Stressa, Italy, site of the CEA CEO Summit last week, is a long way from Joe Clayton’s home state of Kentucky, but he felt pretty comfortable in a special on-on-one interview with CEA’s Gary Shapiro at the conference billed as “Have a Cup of Joe.”
We covered Clayton’s comments on becoming the CEO of Dish Network in May and his plans for the company last week.
The longtime RCA executive who introduced DirecTV and later became CEO and then chairman of Sirius also commented on a variety of topics based on Shapiro’s questions which were typically straight-forward, insightful and vastly entertaining.
Here, for posterity, are a few of Clayton’s observations about the demise of RCA, landmarks, Jack Welch, Sirius, Howard Stern, politics, religion, Wall Street and other non-controversial subjects:
On the beginning of his career: “I joined RCA after getting my MBA and went to New York and worked out of the RCA Building – 30 Rock. It’s a TV show now and called the GE Building. Only [former GE chairman] Jack Welch can change the name of a landmark, I guess.”

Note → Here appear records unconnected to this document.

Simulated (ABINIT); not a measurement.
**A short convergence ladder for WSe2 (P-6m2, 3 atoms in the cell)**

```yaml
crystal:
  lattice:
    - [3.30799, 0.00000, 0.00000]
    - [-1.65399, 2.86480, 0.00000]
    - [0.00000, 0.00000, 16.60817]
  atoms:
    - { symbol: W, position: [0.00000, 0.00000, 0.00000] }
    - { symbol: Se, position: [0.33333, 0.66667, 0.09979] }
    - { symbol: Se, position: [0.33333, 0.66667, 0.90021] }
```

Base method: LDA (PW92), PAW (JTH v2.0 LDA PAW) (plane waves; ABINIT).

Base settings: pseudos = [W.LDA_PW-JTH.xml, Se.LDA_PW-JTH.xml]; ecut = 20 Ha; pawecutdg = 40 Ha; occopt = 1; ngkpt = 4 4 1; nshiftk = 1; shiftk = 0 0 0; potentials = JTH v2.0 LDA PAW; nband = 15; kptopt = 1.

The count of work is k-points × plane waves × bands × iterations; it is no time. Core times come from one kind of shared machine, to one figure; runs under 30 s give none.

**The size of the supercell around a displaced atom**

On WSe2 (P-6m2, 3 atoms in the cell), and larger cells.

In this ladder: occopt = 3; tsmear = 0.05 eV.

GE & Design: The RCA Clayton joined in the early 1970s was, in his view, innovative and emphasized design. When GE bought RCA in the late 1980s he found, “And I want to be kind, but innovation for GE [at the time] was moving the refrigerator handle from the left to the right.”
The RCA/GE Sale To Thomson: Clayton explained that prior to the GE and Thomson acquisitions RCA was the number one brand in video and “we were building 40,000 employees building TV tubes in Indiana, along with marketing, sales and designers.” Thomson took the RCA technology licenses and patents worth a half-billion dollars “which funded [RCA’s] R&D. They failed to invest in flat panel TVs and sure enough a billion dollar business is now worth less than a couple of hundred million today, employ a couple of hundred people and changed their name to Technicolor. I’d change my name too based on that.”
Sirius and Howard Stern: Clayton became Sirius Satellite Radio, and hired shock jock Howard Stern to a multi-million dollar contract. When asked by Shapiro how a devout Roman Catholic like Clayton could hire a shock jock like Stern, he quipped, “Well it was a good business move, but it didn’t help my status with the Catholic Church or the Republican Party.”
But Clayton said the signing boosted Sirius subscribers by millions in a month, a year before Stern actually began working for Sirius, “And Stern became a pied piper for Sirius. He was on Leno, Letterman, Stern talked about Sirius all over the place. Within a year we caught XM and bought it.”
Another reason for joining Dish: Clayton quipped that he decided to come out of retirement once he left Sirius XM and eventually join Dish Network. “My wife Janet pushed me out” to get a job because, “there was a CEO of our house and it wasn’t me.”
Clayton On Wall Street Analysts: He said Wall Street analysts want companies “to outline our plans in detail in public. Then our competitors will know exactly what we will be doing. That’s no way to do business.”
Leadership qualities: “I guess I get asked this a lot because I’m getting older. You have to lead by example, work like a dog, be a good communicator, set objectives and measure them. You have to make sure your people know what [the company] stands for. You also have to have leaders to lead. If you have the right people in place you can move mountains. You need to have passion and integrity, or I won’t need you. And if technology, the economy, the consumer or the competition changes, you had better well change.”
Who Clayton Looks Up To: After this tour de force interview I asked Clayton who he looked up to in his career and he said, “Sauter.”
Jack Sauter, like Clayton a member of the CE Hall of Fame, was the longtime RCA executive who made it the top color TV and VCR brand in the U.S. He was an imposing figure both physically and in the industry who was quite well respected in his 35 year career and was Clayton’s old boss.